If you’ve read the first post in this series or are playing along yourself, you’ll be aware of the 52 Week Ham Radio Challenge. If not, hit up that link for the details!
This post covers the challenges from weeks 29-32, which were:
- Make your own xOTA activation.
- Make a contact with another participant of the challenge
- Try a mode you have never tried before.
- Listen to a broadcast station from another country
Week 29 (14-20 Jul): Make your own xOTA activation.
Well, if you insist…
This week’s challenge was timed to coincide with POTA’s Support your Parks Summer weekend, so I was going to be out anyway, and the challenge was almost automatically a success!
I didn’t have a lot of free time and was still recovering from a cold, so I didn’t want to venture too far or spend that long chatting on this activation. Luckily, a number of local nature reserves have just been added to the POTA system in my area—not great for my completionist tendencies, but it does provide more local options for when I don’t fancy half an hour or more in the car.
GB-5148 Millhams Mead was the target today, a strange out-of-the-way nature reserve where public access is limited to paths and overgrown woodland around the edge of grazing fields. Still, it has a nice stream where swans nest, a lot of sloe and blackberry bushes along with apple trees, and (in basically only one spot) enough open space to support a 40m dipole antenna.

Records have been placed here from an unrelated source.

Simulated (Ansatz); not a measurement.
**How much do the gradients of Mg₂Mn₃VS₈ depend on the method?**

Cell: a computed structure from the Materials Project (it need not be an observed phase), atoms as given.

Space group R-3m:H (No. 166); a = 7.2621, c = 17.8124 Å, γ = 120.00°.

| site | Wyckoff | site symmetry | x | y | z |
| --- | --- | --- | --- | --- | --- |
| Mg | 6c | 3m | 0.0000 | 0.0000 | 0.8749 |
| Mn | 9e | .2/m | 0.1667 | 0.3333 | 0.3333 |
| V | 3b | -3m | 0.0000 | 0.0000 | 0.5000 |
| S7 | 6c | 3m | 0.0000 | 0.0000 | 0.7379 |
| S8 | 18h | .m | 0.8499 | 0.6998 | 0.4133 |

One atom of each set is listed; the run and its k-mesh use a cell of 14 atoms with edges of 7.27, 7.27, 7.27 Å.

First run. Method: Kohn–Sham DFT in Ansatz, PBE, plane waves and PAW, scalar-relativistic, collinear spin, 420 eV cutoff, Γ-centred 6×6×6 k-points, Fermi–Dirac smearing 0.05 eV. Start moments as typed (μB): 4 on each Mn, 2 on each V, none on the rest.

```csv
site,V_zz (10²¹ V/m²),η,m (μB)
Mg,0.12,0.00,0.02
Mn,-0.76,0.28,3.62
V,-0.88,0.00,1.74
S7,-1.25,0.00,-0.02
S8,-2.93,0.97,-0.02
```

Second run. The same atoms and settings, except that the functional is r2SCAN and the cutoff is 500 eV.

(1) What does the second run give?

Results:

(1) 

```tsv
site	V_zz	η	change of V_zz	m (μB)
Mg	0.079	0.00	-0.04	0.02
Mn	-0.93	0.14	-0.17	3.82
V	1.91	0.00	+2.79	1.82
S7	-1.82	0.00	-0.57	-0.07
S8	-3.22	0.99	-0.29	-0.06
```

35 was the total QSO count in around 75 minutes of operating. The bands were in odd shape this afternoon, particularly 20m, where I was inaudible to some people and 59+ to others at roughly the same distance. That meant my park-to-park hunting was largely unsuccessful, netting only two QSOs, though while running the frequency I had five more park-to-park stations call in.
As a bonus, Millhams Mead is right next to St Andrew’s Church, where I attended as a child. Looking at it now, it seems a lot smaller than I remember! The main building and the church tower both date from the 13th Century, which also feels a lot more significant as an adult than it did when I was dragged here every Sunday as a kid. The town of Bournemouth itself is a mere youngster at 200 years old, but it grew up fast, until this church ended up firmly within its borders.
Well, this Ham Challenge post is fast devolving into a POTA Activation Report, so in keeping with tradition I’d better drag out the childhood photos too. While I don’t think I have any at Millhams Mead, I certainly do at St Andrew’s: here’s my baptism in 1987.
Back-right is my grandad Bob, a life-long SWL but never a Ham as far as I know. I remember building a crystal AM radio receiver with him when I was about 9 or 10 years old, one of those moments that probably helped to set in motion what that would eventually become my career and my hobbies. He sadly passed away in 2004. 73, Grandad.
Week 30 (21-27 Jul): Make a contact with another participant of the challenge
Sadly, my own schedule this week made any contacts unlikely, and a solar storm made conditions during my only free time on Sunday afternoon totally unworkable. A couple of skeds didn’t come through, and while I tried to work Tobias DC1TC and Harm DK4HAA during their POTA activation, I couldn’t hear them on either 20 or 40.
However, these challenges don’t necessarily have to be done in the scheduled week, so I went back through my logs for 2025 and cross-referenced them against people who have participated in the Ham Challenge so far. So far I have worked:
- Tobias DC1TC on 2 Feb, 9 Mar & 14 May
- Peter DL6PL on 2 Feb & 22 Feb
- Alex KR1ST on 2 Jan & 18 Jan
- Richard YO3GND on 9 Mar & 14 Mar
On that basis, I’m calling week 30 a success.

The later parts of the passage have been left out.